UK-listed retailers issued seven profit warnings in the second quarter of 2025, more than double the number recorded in the previous quarter, according to EY-Parthenon’s latest Profit Warnings report. FTSE Retailers issued four profit warnings, while a further three came from the FTSE Personal Care, Drug and Grocery Stores sector, which includes supermarkets. This brings the total for listed retailers to seven in Q2 alone.
Despite this sharp quarterly rise, the total number of profit warnings for FTSE Retailers in the first half of 2025 is six—down from twelve during the same period in 2024. This suggests that while the second quarter has been difficult, the year as a whole may still be more stable than last.

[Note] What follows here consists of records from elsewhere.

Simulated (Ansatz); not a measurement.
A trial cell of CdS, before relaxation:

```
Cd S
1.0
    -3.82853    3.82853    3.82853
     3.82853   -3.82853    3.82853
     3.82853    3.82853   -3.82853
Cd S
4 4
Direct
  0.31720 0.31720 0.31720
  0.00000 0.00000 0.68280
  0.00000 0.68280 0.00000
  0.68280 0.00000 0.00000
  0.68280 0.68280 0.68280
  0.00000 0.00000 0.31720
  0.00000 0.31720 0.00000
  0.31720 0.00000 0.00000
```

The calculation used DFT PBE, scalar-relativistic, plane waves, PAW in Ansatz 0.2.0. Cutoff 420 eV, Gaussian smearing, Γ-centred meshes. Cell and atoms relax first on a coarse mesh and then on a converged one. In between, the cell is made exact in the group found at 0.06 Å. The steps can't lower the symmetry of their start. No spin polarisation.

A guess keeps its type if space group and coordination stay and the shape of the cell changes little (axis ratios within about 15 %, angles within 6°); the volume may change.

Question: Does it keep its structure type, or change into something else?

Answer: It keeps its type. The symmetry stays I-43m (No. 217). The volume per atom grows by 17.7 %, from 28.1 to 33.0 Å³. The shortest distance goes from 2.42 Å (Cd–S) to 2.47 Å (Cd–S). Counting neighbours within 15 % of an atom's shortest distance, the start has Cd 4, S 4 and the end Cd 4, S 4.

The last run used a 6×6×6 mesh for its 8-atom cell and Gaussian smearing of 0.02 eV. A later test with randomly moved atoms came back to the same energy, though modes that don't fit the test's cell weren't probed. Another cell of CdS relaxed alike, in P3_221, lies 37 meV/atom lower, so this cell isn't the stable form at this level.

Silvia Rindone, EY Partner and UK&I Retail Lead, explained that the increase in warnings reflects both weaker consumer demand and deeper structural challenges. She pointed to a noticeable shift in shopper behaviour, with consumers becoming more focused on value and less loyal to brands. This change leaves many retailers in a difficult position, especially with rising costs across the board.
Rindone also highlighted that despite current pressures—including higher National Insurance contributions, increased National Living Wage rates, and tariff costs—investment in technology such as AI remains vital. Retailers that focus on core strengths like product range, customer service, and pricing, while also building leaner, more digitally resilient models, are most likely to succeed.
Across the UK market, a total of 59 profit warnings were issued by UK-listed companies in Q2 2025, a 20% rise year-on-year. Almost half of these warnings—46%—cited policy change and geopolitical uncertainty as a key reason. That’s a significant jump from just 4% during the same period last year and the highest level recorded for this cause in more than 25 years of EY’s reporting.
Other leading causes of profit warnings included contract and order cancellations or delays, which were cited in 40% of cases, matching record highs. Additionally, 34% of warnings pointed to tariff-related issues, such as reduced demand, supply chain disruptions, and currency fluctuations.
Jo Robinson, EY-Parthenon Partner and UK&I Turnaround and Restructuring Strategy Leader, said the data underlines how persistent uncertainty is putting pressure on businesses. Since mid-2024, policy changes and global tensions have made it more difficult for companies to forecast earnings and plan confidently. These challenges are closely linked, and together they are impacting decision-making across the board.
Robinson advised that companies should take a scenario-based approach to planning, combining strategic clarity with flexibility. It remains to be seen whether the rise in profit warnings signals a short-term cycle or a longer-term structural shift, but either way, organisations need to stay agile and prepared for further changes.